A Community Approach Towards Healing After Hurricane Irma.

sfpofillin05102017PHILIPSBURG:--- Community connectedness, collaboration and the creation of safe spaces are some additional elements needed to bounce back collectively from the psychological, material, environmental and financial wounds caused by Hurricane Irma which descended on the island on September 6, 2017, according to The St. Maarten Foundation For Psychologists & “Orthopedagogen” (SFPO).

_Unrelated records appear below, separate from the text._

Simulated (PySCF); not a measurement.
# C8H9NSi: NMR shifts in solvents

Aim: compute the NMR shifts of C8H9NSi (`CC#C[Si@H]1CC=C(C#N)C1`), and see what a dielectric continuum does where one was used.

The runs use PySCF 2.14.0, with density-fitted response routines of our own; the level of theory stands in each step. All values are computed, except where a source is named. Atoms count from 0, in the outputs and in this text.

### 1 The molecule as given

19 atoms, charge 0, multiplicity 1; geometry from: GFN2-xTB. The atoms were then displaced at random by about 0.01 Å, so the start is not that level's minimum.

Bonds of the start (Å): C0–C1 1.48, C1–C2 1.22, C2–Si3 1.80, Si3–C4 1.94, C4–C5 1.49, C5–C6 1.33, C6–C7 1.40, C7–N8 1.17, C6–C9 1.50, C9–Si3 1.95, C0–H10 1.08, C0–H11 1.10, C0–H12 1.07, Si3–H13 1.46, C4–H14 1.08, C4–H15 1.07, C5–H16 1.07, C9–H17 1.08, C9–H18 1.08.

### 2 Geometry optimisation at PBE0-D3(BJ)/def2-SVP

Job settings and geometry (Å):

SFPO officials said on Thursday, October 5, 2017, that the pain and stress experienced as a result of the hurricane is being experienced both on the individual and community level. Healing and rebuilding therefore can be brought about via the provision of psychological support to the individual, as mentioned by colleagues of the Association of Psychologists and Allied Professionals (APAP SXM) but also through the coming together of people within districts in practical ways. For example, two days after the passing of the storm, young men of a particular district were observed drawing water from the district well and filling the buckets of women, children and the elderly. This simple act led to the ‘recreation’ of the old society during which individuals were intertwined with the whole community, whereby one person’s pain was felt by the entire community, and whereby community solutions were sought to assist the individual member.
SFPO officials believe that the process of collective healing and rebuilding can be facilitated and supported within existing safe spaces such as the (extended) family, the district and the church community. This process of healing and rebuilding has already started within various districts whereby neighbors have come together to organize cleanups and also the provision of necessary supplies to fellow neighbors through the conducting of home visits.
Creating a caring and safe environment within the family and even within the churches, whereby children and adults can, for example, tell their stories if they so desire, can be viewed as a form of collective healing, SFPO said. “People need to make sense of the disruptive event. At the same time, through storytelling, the focus should not only be on experienced emotions, but also on instances of resistance (how we hid during the storm), heroism (how we saved the neighbor) and compassion (how our neighbor offered us shelter).
SFPO officials concluded by saying that “the passing of the storm could be seen as a reminder that the building of strong, supportive and caring communities help to create self- worth and self- fulfillment, lessons taught to us by the elders”. However, the longer we manage to hold on to this sharing and caring community, which was recreated as a result of disaster, the better it would be for the collective healing and rebuilding of this great nation.